The Queen v Hunter

Case

[2009] NZCA 249

17 June 2009

No judgment structure available for this case.

IN THE COURT OF APPEAL OF NEW ZEALAND

CA221/2008
[2009] NZCA 249

THE QUEEN

v

SHANE AARON HUNTER

Hearing:27 May 2009

Court:Hammond, Ronald Young and Clifford JJ

Counsel:J W Mackey for Appellant


N P Chisnall for Crown

Judgment:17 June 2009 at 3 pm

JUDGMENT OF THE COURT

The appeal is dismissed.

____________________________________________________________________

REASONS OF THE COURT

(Given by Ronald Young J)

Introduction

[1]       A jury found the appellant guilty of causing grievous bodily harm with intent (s 188(1) Crimes Act 1961) when they accepted he had deliberately driven his car at the victim injuring his shoulder, upper back and right knee and fracturing his ankle in three places.

[2]       The appellant submits that a miscarriage of justice has occurred arising from his trial counsel’s conduct.  He also claims that there was undue delay between the events which gave rise to the trial and the trial such that a stay of proceedings should have been ordered: s 25(b) New Zealand Bill of Rights Act 1990.

Facts

[3]       The Crown case at trial was that an employment dispute arose between Mr Victor Anderson, the complainant, and the appellant.  Mr Anderson maintained the appellant owed him wages for work done.  They arranged to meet in the early hours of the morning on 5 February 2006 at Madills Farm in Kohimarama, Auckland.

[4]       Mr Anderson said the appellant turned up with his brother and at least one other man and threatened him.  He said the appellant then drove his car directly at him, striking him and dragging him 15 metres along the road causing the injuries described.  Shortly afterwards a friend of the complainant arrived and damaged the appellant’s car with a fence paling.

[5]       The appellant’s case, based on a statement to the Police, was that when he arrived at Madills Farm his car was attacked by the complainant and his friends and when he tried to escape he accidentally ran over the complainant.  He said, therefore, he did not intentionally cause any injury and in any event he was acting in self-defence fearing being physically assaulted by the complainant and his friends.

[6]       The appellant alleges his trial counsel made five errors in his conduct of the case, which either individually or collectively give rise to a miscarriage of justice.  We consider each in turn.

The appellant not giving evidence

[7]       The appellant says the decision not to call him to give evidence was a radical error by trial counsel Mr Eastwood resulting in a miscarriage of justice: R v Pointon [1985] 1 NZLR 109 (CA) and R v Sungsuwan [2006] 1 NZLR 730 (SC).

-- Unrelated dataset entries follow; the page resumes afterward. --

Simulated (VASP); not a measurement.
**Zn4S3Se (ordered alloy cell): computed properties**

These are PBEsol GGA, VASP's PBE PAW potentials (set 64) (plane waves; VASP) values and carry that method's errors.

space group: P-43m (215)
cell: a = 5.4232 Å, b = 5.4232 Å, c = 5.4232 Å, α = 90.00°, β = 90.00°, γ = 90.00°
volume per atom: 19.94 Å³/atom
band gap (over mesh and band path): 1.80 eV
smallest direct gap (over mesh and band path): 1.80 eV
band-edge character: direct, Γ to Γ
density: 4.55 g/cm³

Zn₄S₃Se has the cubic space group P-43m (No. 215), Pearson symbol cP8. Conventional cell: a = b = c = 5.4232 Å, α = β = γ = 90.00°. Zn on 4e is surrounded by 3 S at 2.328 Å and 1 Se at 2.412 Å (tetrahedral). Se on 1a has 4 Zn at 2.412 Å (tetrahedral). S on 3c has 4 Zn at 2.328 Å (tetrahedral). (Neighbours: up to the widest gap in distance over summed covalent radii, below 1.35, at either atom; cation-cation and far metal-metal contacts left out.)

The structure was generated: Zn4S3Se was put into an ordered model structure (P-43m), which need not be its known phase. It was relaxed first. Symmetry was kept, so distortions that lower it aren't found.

[8]       Constable Spiro gave evidence at trial.  She interviewed the appellant after the events.  She read and produced a copy of a statement of the appellant at trial.  In the statement the appellant denied he had deliberately run over the complainant and said he drove off because the complainant and his friends were attacking his car with bottles, sticks and bats.  He said the complainant “got his leg stuck behind the wheel as I took off”.

[9]       The appellant in an affidavit filed in support of the appeals says that he could have given the jury a far more extensive description of these events had he given evidence and he could have responded to the complainant’s claim that he had tried to run him over a second time.

[10]      The appellant says that, in any event, the trial Judge, Judge E M Aitken, “practically obliterated” his statement when she told the jury in her summing up that they were entitled to take into account in assessing the weight to be given to his statement that the appellant was not on oath and had not been cross‑examined when he made the statement.  The Judge’s comment regarding the appellant’s statement was entirely orthodox. A trial Judge may point out to a jury that an accused’s statement is neither sworn nor subject to cross‑examination and that the jury may take these matters into account in assessing what weight to give the statement.

[11]      Given that “trial counsel” conduct was raised by the appellant in this appeal, affidavits were filed by both the appellant and trial counsel.  Trial counsel, Mr Peter Eastwood, was cross‑examined before us.

[12]      Annexed to Mr Eastwood’s affidavit was a memorandum, signed by the appellant, which acknowledged he had discussed the case with his counsel and decided neither he nor his brother should give evidence at trial.  In addition there was a brief of evidence of the appellant prepared by Mr Eastwood.

[13]      In his affidavit the appellant made no mention of the fact that he had signed a memorandum saying he had discussed the case with his counsel and that he had decided neither he nor his brother should give evidence.  Nor did the appellant mention the brief of evidence in his affidavit.  We accept Mr Eastwood’s evidence that an appropriate discussion was had with the appellant about giving evidence.  The note signed by the appellant confirms it was his decision not to give evidence. 

[14]      The fact that the appellant may now regret not giving evidence cannot change the decision he made not to give evidence after discussion with his trial counsel.  This was a legitimate tactic in the context of the case.  The appellant’s explanation was before the jury through his statement made to the Police and the other photographic evidence of the damage to his car.

[15]      We consider there was no trial counsel error and no miscarriage of justice arising from these circumstances.

[16]     We add these further comments.  After the appellant gave notice he wished to raise trial counsel error he filed an affidavit as to the circumstances surrounding the decision not to give evidence.  Mr Eastwood then filed his affidavit, which annexed the memorandum relating to giving evidence and the typed brief of evidence from the appellant.  This material required a reassessment by appellant’s counsel of the merits of the appeal based on trial counsel error leading to a miscarriage on this point.  No such reassessment seems to have been undertaken and what was clearly an unmeritorious challenge was persisted with.  In this case, if the appellant had not been on legal aid, we would have considered an order for costs against the appellant.

Failing to object to evidence

[17]      The appellant says that Mr Eastwood allowed “irrelevant, inadmissible and prejudicial” evidence to be admitted at trial.  He identifies four specific occasions.  We consider each in turn.

[18]     First, early in his evidence the complainant described how he first came to know and work for the appellant and his brother.  The complainant mentioned the purchase of some mag wheels and the fact that his car had gone missing.  There was no evidence the complainant’s car was taken by the appellant.  Before these issues were developed, counsel for the appellant objected and the case moved on.  While the evidence about the mag wheels and the complainant’s car did not seem to be relevant there was nothing about it that was prejudicial to the appellant.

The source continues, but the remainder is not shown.